I started writing my first novel when I was, perhaps, 28 years old, I finished it coming out of an MFA program when I was 32, revised it when I was 35, began a long, demoralizing, tedious, and ultimately unsuccessful agent search, and then, when I was 40, I put the novel in the proverbial drawer where it sits today. I’m 48 years old.
Even before my first novel went officially into that drawer, I had begun my second novel and chipped away at that, slowly, over about a decade. That novel finished, I felt like there was no way I would have the energy to do with it what I had tried to do with the first, so I made the decision to go the unconventional route (which has actually become pretty conventional) and I self-published my novel, Monster Talk, with iUniverse.
I keep peeking at that first novel where it rests inside the drawer. Actually, it’s not in a drawer. It’s in a box on my desk labeled Combustion. That was the title I gave the novel, named after the book’s central premise, that at the turn of the 21st century, the planet’s population finds itself living through an epidemic of spontaneous human combustion. That was the idea that started the ball rolling. It’s a comic novel and the germ that spawned this particular premise was indeed the great comic faux documentary called Spinal Tap. Before I knew what I was doing, the initial question was about extending the phenomena of SHC beyond the deaths of a few unfortunate heavy metal drummers to a world-wide epidemic—somewhat akin to the current Zombie apocalypse fad, perhaps. Spontaneous Human Combustion, while it literally happens over and over again throughout the plot of this thing, works as a sweet and quirky little metaphor representing a whole host of modern problems. But actually, at the heart, at the core—the novel is really about sex.

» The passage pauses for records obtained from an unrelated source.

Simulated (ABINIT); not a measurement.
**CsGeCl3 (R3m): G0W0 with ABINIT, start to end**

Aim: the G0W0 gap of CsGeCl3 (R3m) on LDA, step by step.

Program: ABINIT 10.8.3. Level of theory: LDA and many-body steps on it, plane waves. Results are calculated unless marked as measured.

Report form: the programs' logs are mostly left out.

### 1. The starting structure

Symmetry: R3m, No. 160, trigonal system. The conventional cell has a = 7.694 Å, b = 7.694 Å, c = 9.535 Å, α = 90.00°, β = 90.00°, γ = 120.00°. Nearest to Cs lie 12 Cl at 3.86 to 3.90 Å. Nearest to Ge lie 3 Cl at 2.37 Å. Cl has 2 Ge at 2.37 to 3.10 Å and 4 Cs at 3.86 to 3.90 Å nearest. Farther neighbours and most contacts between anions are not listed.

So, again, I keep peeking at this box with my first novel buried inside. I’m proud of the book. I think it deserves a life; it deserves to be read—but I’m conflicted. It’s hard to reread, not because I don’t like it, but because it’s almost twenty years old! And partly because, (this is sad) I have become in my middle aged years less of a dare-devil than I was at 35, even conservative in some ways (although not politically), and while a certain amount of mellowing is probably a good thing, in the world of writing fiction I think it’s potentially terrible. I want to be able to read those naughty bits in public. I want to be fearless like I was when I was 35—because, I think, while the Spontaneous Human Combustion element is clever, fun, effectively rendered, the sex, and the main character’s hang up and obsession with sex, is the most strikingly accomplished thing about this novel—if I’m allowed to use the word “accomplished” to describe my own writing.
Ultimately, I’m in a quandary about what to do with this baby. It’s difficult to let it go. It’s difficult to say, “This thing here that I poured my heart and soul into over the better part of a decade, this thing I’m seriously pleased with despite the fact that it was written by a different Michael Jarmer, I’m just going to let it sit in a box.” And it’s also maddening to think about picking up that whole agent search thing anew. I’ve thought of a few things, a few possibilities, and I’ll run through them here, for my own edification, sure, but also as a list of potential opportunities for other writers still in the same boat with first novels in boxes, and maybe too, to give readers of this blog an opportunity to weigh in. I could:
1. Look for a small press to publish the novel. This is an avenue I did not fully explore when I was trying to place the book with an agent. I think small presses are likely publishing the best writing out there and are perhaps less constrained by market influences, more interested in art.
2. Self-publish, again. Whether I chose to go with iUniverse for the second time or some other vender, bookbaby or lulu.com for example, my first experience was mostly a positive one, and, with a minimal investment, I can accomplish the most personally pressing goal—to make the work available for those who want to read; it would be no longer sitting in a drawer or a box.
3. Revise, drop the artifice of the SHC hook, use the sexy material to draft a completely new animal. This sounds painful but potentially interesting and rewarding. This might be fodder for another blog later—but what is this impulse to create a hook, no matter how clever, no matter how successfully executed, as a vehicle for the real material of the novel? This, I think, is a central impulse of mine as a fiction writer, one that perhaps might be worthy of scrutiny.
4. Go all post-modern and write a piece of non-fiction about writing a first novel, the text of which would include the complete first novel, with commentary along the way about the process, non-fiction narrative connecting real life to plot devices and characters, and self critique. There’s a genre buster for you. What kind of book would that be? A weird one: Combustion Deconstructed.
So, there you have it. I’ve fleshed out the dilemma around what to do about the first novel in a box. It’s one of those things about which I feel a decision must be made. Writers with similar experiences, please chime in. Readers of the fiction and the bloggery of this particular writer, chime in. I’m interested in hearing your stories, your opinions, your thoughts, and/or your questions.
Two more options.
5: write a novel set during a time of SHC about writing a first novel with sexy bits
OR
6: write a novel with sexy bits about writing a first novel dealing w/ SHC.
Is this post-modernism, too? You tell me. I’ve never understood that term. Maybe I should enroll in your English class.
I’m laughing out loud. Thank you. I will include them in my list of options.